Appendix
Remarkability,* or R, refers in a very technical sense to the "weight of evidence," derived from specified data and favoring a most plausible alternative explanatory hypothesis over a null hypothesis. R is most conveniently quantified as bits of information. R maintains two important properties: the value of R expected from an isolated analysis of random data is zero, and more generally, 2R is an estimate of the number of independent analyses of random data that must be performed in order to have a fifty-fifty chance of observing a new R greater than the given R. Thus, the implications of a large positive R are similar to the implications of conventional "statistical significance," but with the advantage that R may be legitimately computed in a variety of situations that do not permit significance tests.
A great advantage of the informational metric used for remarkability is that it is relatively easy, even at the end of the process, to identify and isolate the contribution of the data, independent of any subjective coloration. There is, of course, a subjective component in any complete description of a process for scientific use of data. The unavoidable subjective ingredient in the remarkability approach lies in the choice of a minimum value for "large, positive R." Investigators are free to disagree in this choice, but when they do so, the origin and impact of the disagreement will be immediately clear to all.
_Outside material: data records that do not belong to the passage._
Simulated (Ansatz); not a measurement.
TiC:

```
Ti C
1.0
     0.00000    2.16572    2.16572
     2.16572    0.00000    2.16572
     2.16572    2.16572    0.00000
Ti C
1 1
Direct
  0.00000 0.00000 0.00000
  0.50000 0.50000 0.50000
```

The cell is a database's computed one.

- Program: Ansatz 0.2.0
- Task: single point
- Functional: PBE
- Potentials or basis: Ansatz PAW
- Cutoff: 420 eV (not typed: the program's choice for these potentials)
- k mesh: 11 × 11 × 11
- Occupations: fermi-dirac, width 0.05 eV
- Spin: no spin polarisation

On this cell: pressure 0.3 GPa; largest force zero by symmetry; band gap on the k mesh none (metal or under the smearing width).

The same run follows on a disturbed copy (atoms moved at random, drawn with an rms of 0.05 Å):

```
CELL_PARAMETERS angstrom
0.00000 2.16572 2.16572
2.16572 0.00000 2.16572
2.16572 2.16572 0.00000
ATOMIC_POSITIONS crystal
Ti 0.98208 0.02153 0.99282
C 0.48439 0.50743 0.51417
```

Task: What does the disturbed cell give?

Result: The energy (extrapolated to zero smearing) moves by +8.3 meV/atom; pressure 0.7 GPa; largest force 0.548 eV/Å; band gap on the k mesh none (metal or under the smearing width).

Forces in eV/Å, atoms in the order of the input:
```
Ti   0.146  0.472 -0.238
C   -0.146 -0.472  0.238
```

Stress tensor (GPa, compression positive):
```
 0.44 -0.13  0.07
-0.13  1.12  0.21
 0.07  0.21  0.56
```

The informational transform of p = .05 is 4.25 bits, and the transform of p = .001 is 9.96 bits. Thresholds for minimally impressive R in the range from about 5 to about 15 bits are roughly consistent with typical decision rules used in significance testing.
Refer to the Meaning of Data by D.R. Saunders (privately published) for a complete discussion of these points.
* This explanation has been adapted from a more complete description of remarkability in the paper, "Implication of the Personality Assessment System for Marital Counseling: A Pilot Study," by D.R. Saunders, S.J. Kaplan, and W.G. Rodd, in Psychological Reports, 1980, 46, pp. 15455.